The Brics countries (Brazil, Russia, India, China and South Africa) have been in the news lately, but for all the wrong reasons.
Apart from Russia’s war-mongering in Ukraine and China’s renewed hostility towards Taiwan, the newly elected leader of Brazil, Lula da Silva, has been at the forefront of plans to establish an alternative international trade and reserve currency to the US dollar.
These attempts already surfaced at the first summit of the Bric countries in 2009 in Russia (one year before South Africa’s inclusion) and have now become vogue again as China and Russia start to consolidate efforts to create a so-called new world order. Fourteen years on and nothing much has changed in the realm of the dominant international financial status of the US dollar and the Euro.
It seems clear that the heightened geopolitical tensions arising from Russia’s military invasion of Ukraine and China’s ambitions to expand its communist model of authoritarian government has renewed the appetite of Brics and also like-minded countries to challenge the US dollar and the Euro.
This task seems futile when considering the long history behind the role played by Western currencies in trade and official foreign exchange reserves. A member of the Russian parliament was recently quoted in a Bloomberg report as stating that the Brics nations are in the process of creating a new medium for payments that deliberately replaces the equivalent demand for US dollars and Euros.
Differences on policy issues
Here is the first snag in these over-ambitious plans, namely the huge differences in the economic prowess between the five countries. Differences will continue to abound on issues such as environmental protocols, intra-Brics trade balances, trade policy (especially China’s habit of “dumping”), human rights, and lingering hostility between India and China.
Any meaningful undervaluation of individual Brics currencies will also lead to tensions, as this will erode the competitiveness of the other currencies.
Differences of opinion may also arise with any future expansion of Brics. Several of the countries that have indicated an interest in joining Brics have serious problems in the areas of fiscal and monetary stability, whilst most of them have dubious rankings in the Fragile State Index.

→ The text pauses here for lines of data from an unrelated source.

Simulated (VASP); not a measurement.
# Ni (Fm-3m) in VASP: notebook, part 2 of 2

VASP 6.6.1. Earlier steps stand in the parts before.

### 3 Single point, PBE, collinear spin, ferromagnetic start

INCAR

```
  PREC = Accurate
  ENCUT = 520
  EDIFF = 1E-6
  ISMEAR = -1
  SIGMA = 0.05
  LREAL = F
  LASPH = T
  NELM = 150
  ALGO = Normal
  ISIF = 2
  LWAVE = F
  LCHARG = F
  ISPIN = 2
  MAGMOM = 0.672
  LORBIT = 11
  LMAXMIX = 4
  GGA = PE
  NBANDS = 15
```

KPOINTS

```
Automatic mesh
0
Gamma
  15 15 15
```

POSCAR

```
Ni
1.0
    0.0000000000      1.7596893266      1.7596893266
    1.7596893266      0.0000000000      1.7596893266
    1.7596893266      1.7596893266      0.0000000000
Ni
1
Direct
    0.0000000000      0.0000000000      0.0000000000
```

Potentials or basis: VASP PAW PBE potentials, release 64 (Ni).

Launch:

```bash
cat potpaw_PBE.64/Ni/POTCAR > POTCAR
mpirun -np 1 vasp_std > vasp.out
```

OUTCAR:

South Africa’s membership of Brics has puzzled political and economic researchers ever since disgraced former president Jacob Zuma accepted the invitation to join in 2010. At the time, Bric was widely regarded as an anti-America club, although India has not been as fervent as the other three countries in criticizing the Western world order (characterized by democracy and economic freedom).
When considering the relative sizes of the Brics economies, it seems clear that South Africa is destined to merely toe the line, without any meaningful influence in key decisions – hence the embarrassing stance on Russia’s war on Ukraine.
Brics currencies have mountain to climb
The futility of the Brics ambitions for a new international reserve currency is underscored by the current composition of global foreign exchange reserves. It seems as if China and Russia, who have been particularly vocal about their de facto opposition towards the values enshrined in the UN Charter on Human Rights, have missed an important point – they are not doing battle with the US alone, but with its allies as well.
South Africa’s association with the repressive regimes of China and Russia have been a source of both embarrassment and concern for many South Africans. In March, the International Criminal Court issued a warrant of arrest for Russia’s president, Mr. Vladimir Putin, for the unlawful deportation of children, whilst in August 2022, the United Nations reported that China’s government had committed abuses that may amount to crimes against humanity. The latter follows concrete evidence of mass arbitrary detention, torture, cultural persecution and forced labour of people in the Xinjiang region.
It is clear that the war in Ukraine has led to an escalation of a stark political dividing line between Russia (supported by China) and the West, which threatens to turn Brics into an association not so much interested in economic development, but rather bent on spreading a dangerous system of authoritarian nationalism.
Viewed against the background of the strategically important trade and investment relationship between South Africa and its key trading partners in Europe and the US, it is in the economic interests of the country to reconsider its membership of Brics and rather focus on strengthening the logistics infrastructure and trade relations in Southern Africa.